Question

What is the value of integral $\int{\cot x\cos xdx}?$

Answer 1

We have already learnt the trigonometric identity given by $\cot x=\dfrac{\cos x}{\sin x}.$ And we also know the trigonometric identity given by ${{\sin }^{2}}x+{{\cos }^{2}}x=1.$ We will rearrange the identities if necessary. Then we will use the linearity property of integration.
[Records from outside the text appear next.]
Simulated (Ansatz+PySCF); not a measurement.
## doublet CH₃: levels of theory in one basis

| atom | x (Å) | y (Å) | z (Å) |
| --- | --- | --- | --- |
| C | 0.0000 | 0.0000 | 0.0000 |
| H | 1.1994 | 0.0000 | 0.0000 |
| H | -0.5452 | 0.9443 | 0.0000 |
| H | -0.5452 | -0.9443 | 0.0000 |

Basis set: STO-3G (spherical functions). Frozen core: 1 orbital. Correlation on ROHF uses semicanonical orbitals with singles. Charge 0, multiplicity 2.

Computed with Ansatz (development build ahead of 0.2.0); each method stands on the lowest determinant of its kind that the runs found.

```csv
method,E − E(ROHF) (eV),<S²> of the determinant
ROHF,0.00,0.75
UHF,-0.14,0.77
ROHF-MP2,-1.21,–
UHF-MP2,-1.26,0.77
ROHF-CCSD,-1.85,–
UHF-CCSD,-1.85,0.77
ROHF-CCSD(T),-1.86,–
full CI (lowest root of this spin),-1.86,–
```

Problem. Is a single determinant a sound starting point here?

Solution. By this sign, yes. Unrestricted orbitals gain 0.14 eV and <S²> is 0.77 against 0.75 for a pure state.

Complete step-by-step solution:
Let us consider the given integral $\int{\cot x\cos xdx}.$
In order to find the integral, we need to simplify the function under the integral side.
So, we will use the trigonometric identity given by $\cot x=\dfrac{\cos x}{\sin x}.$
Let us substitute this in the given integral.
Then, we will get $\int{\cot x\cos xdx}=\int{\dfrac{\cos x}{\sin x}\cos xdx}.$
Now, we can change this into $\int{\cot x\cos xdx}=\int{\dfrac{{{\cos }^{2}}x}{\sin x}dx}.$
We have already learnt the Pythagorean identity given by ${{\sin }^{2}}x+{{\cos }^{2}}x=1.$
Now, if we rearrange this trigonometric identity, we will get ${{\cos }^{2}}x=1-{{\sin }^{2}}x.$
Let us substitute this identity in the given integral.
Then, we will get $\int{\cot x\cos xdx}=\int{\dfrac{1-{{\sin }^{2}}x}{\sin x}dx}.$
From this, we will get $\int{\cot x\cos xdx}=\int{\left( \dfrac{1}{\sin x}-\dfrac{{{\sin }^{2}}x}{\sin x} \right)dx}.$
Now let us use the linearity property of the integrals.
We know that the linear property is given by $\int{\left( f+g \right)dx}=\int{fdx}+\int{gdx}$ where $f$ and $g$ are functions of $x.$
Now, when we apply this linearity property, we will get $\int{\cot x\cos xdx}=\int{\dfrac{1}{\sin x}dx}-\int{\dfrac{{{\sin }^{2}}x}{\sin x}dx}.$
We know that $\dfrac{1}{\sin x}=\cos ecx$ and $\dfrac{{{\sin }^{2}}x}{\sin x}=\sin x.$
Now, when we substitute these identities, we will get $\int{\cot x\cos xdx}=\int{\cos ecxdx}-\int{\sin xdx}.$
Let us recall the integrals given by $\int{\sin xdx}=-\cos x+C$ and $\int{\cos ecx}dx=-\ln \left| \cos ecx+\cot x \right|+C$
Now, we are going to apply the above written identities in the obtained integral.
Then, as a result, we will get $\int{\cot x\cos xdx}=-\ln \left| \cos ecx+\cot x \right|-\left( -\cos x \right)+C$ where $C$ is the constant of integration.
And this will give us $\int{\cot x\cos xdx}=-\ln \left| \cos ecx+\cot x \right|+\cos x+C.$
Hence the required integral is $\int{\cot x\cos xdx}=-\ln \left| \cos ecx+\cot x \right|+\cos x+C.$

Note: We should not forget to put the constant of integration when we deal with the indefinite integrals where there are no upper limit and lower limit given. The integrals with upper limit and lower limit are called the definite integrals.